Swarthmore College has agreed to settle a lawsuit brought by an expelled student in a case that questioned whether the school's policies for handling sexual assault allegations were biased against men.
The young man at its center - an honors student and former high school class president from Durham, N.C. - had maintained that he was wrongfully found guilty of sexual misconduct by a school eager to quash criticism that it did not take assault allegations seriously.
Neither the lawyer for the student, identified in court documents only as John Doe, nor the college would discuss the terms of their agreement, citing a confidentiality clause. But in a joint motion to dismiss the case filed last month, the school acknowledged that new information cast doubt on whether the panel of faculty, students, and staff that heard the case was impartial in making its decision.
"The college agrees that the new information raises sufficient questions about the fairness of the hearing to warrant vacating the panel's findings and sanction," the motion reads.
College spokeswoman Alisa Giardinelli declined to discuss what that information was, but said Swarthmore has always sought to apply its policies in a fair manner.
"If we are made aware of new information that could affect a student conduct decision, whether during the course of a lawsuit or otherwise, it is the right thing to do to reevaluate," she said.
The settlement comes amid a renewed nationwide push from victim advocates, government regulators, and even the White House for universities to respond more aggressively to sexual assaults on their campuses.
The U.S. Department of Education continues to investigate the way Swarthmore and 54 other colleges, including Temple and Pennsylvania State Universities, handle sexual assault cases.
Meanwhile, several men at schools like Temple, Vassar, Duke, and Columbia have filed suits similar to the one at Swarthmore, contending there is inherent bias in the way their institutions investigate and punish sexual assault claims.

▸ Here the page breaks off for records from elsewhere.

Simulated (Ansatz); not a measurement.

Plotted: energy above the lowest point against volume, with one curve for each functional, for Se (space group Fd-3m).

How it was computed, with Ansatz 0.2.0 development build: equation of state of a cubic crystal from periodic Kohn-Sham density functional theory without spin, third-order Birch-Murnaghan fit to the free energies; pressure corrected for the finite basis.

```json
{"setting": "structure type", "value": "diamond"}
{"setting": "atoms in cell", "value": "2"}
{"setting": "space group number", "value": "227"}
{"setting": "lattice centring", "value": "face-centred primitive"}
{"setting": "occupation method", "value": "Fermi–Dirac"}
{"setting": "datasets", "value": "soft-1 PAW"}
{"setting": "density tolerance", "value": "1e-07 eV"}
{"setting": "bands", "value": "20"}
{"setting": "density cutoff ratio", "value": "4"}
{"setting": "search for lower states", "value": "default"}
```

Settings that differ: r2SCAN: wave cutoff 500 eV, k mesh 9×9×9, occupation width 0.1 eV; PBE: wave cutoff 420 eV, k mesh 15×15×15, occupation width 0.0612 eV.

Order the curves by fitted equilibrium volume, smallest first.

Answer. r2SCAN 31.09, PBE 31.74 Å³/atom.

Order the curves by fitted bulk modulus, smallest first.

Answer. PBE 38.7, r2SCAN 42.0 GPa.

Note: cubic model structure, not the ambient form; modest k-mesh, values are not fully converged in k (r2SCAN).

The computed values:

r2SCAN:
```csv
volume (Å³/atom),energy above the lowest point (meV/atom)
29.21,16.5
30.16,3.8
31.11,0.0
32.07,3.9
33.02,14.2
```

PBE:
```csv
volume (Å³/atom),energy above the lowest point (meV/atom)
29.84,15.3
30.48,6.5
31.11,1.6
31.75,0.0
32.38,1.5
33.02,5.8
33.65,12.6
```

Few colleges have grappled with both sides of the issue as publicly as Swarthmore, a highly selective school of 1,500-plus students in Delaware County. Student protests across the campus last year culminated with two women filing a highly publicized formal complaint with the Department of Education, saying they had been sexually assaulted and then ignored.
It was in that environment that the young man identified as John Doe said he became a scapegoat. Less than two weeks after the federal complaint, he said, the school reopened a complaint filed against him nearly a year earlier.
It centered on his actions during two sexual encounters with a classmate in 2011. While neither involved intercourse, the man and his accuser later had sex, which she said she initiated.
The young man's lawyer, Patricia Hamill, contended that Swarthmore violated many of its own policies in determining her client's guilt and expelling him.
Since the lawsuit's filing, Swarthmore has overhauled several of those policies, most notably its practice of putting cases of alleged sexual misconduct before a board with little background in law or investigative technique.
Now, a retired state Supreme Court justice hired by the school hears all sexual misconduct cases, and the college determines punishments for those found guilty.
Under the agreement, Swarthmore has agreed to lift its expulsion of Hamill's client. However, should he seek to reenroll at the college, the case that led to his dismissal would have to be reevaluated.
As for her client, Hamill said that he is currently enrolled as a senior at another school and has no plans to return to Swarthmore.
"We're pleased that Swarthmore College has agreed to vacate the findings and sanctions against our client," she said.